The market price of ARCP common stock may decline as a result of the merger.

The market price of ARCP common stock may decline as a result of the merger if ARCP does not achieve the perceived benefits of the merger as rapidly or to the extent anticipated by financial or industry analysts, or the effect of the merger on ARCP’s financial results is not consistent with the expectations of financial or industry analysts. In addition, if the merger is consummated, ARCP’s stockholders will own interests in a company operating an expanded business with a different mix of properties, risks and liabilities. Current stockholders may not wish to continue to invest in ARCP if the merger is consummated, or for other reasons may wish to dispose of some or all of their shares of ARCP common stock. If, following the consummation of the merger there is selling pressure on ARCP common stock that exceeds demand at the market price, the price of ARCP common stock could decline.

Counterparties to certain significant agreements with ARCP and Cole may have consent rights in connection with the merger.

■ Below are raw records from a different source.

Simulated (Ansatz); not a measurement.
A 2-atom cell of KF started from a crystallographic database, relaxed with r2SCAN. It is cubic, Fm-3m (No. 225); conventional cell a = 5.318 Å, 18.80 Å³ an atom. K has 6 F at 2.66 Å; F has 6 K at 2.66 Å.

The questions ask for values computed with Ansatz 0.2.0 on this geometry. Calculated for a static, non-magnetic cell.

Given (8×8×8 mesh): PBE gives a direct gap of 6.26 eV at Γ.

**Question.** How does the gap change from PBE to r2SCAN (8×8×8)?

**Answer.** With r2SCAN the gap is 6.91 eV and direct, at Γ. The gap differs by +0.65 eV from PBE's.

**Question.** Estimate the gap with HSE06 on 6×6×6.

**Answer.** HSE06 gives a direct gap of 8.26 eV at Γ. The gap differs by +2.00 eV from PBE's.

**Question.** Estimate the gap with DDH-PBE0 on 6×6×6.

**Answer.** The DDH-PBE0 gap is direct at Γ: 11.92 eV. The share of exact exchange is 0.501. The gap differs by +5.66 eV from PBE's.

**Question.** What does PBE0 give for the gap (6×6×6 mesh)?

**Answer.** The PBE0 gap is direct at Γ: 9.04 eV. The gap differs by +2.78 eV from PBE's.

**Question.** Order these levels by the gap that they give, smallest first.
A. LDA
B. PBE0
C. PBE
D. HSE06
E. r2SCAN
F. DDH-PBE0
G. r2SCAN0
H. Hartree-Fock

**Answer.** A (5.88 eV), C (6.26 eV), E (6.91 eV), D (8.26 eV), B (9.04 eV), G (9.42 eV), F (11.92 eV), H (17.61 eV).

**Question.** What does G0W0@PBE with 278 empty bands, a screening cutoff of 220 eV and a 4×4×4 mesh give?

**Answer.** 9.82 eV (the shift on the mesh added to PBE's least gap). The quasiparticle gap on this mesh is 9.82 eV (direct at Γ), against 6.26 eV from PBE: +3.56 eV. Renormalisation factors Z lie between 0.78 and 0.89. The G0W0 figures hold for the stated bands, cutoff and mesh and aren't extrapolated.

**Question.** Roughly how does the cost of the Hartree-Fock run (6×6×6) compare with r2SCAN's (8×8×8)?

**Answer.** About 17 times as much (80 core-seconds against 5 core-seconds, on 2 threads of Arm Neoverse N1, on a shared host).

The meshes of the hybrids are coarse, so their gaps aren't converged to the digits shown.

Each of ARCP and Cole is party to certain agreements that give the counterparty certain rights, including consent rights, in connection with “change in control” transactions. Under certain of these agreements, the merger may constitute a “change in control” and, therefore, the counterparty may assert its rights in connection with the merger. Any such counterparty may request modifications of its agreements as a condition to granting a waiver or consent under those agreements and there can be no assurance that such counterparties will not exercise their rights under the agreements, including termination rights where available. In addition, the failure to obtain consent under one agreement may be a default under the agreements and, thereby, trigger rights of the counterparties to such other agreements, including termination rights where available.

ARCP may incur adverse tax consequences if Cole has failed or fails to qualify as a REIT for U.S. federal income tax purposes.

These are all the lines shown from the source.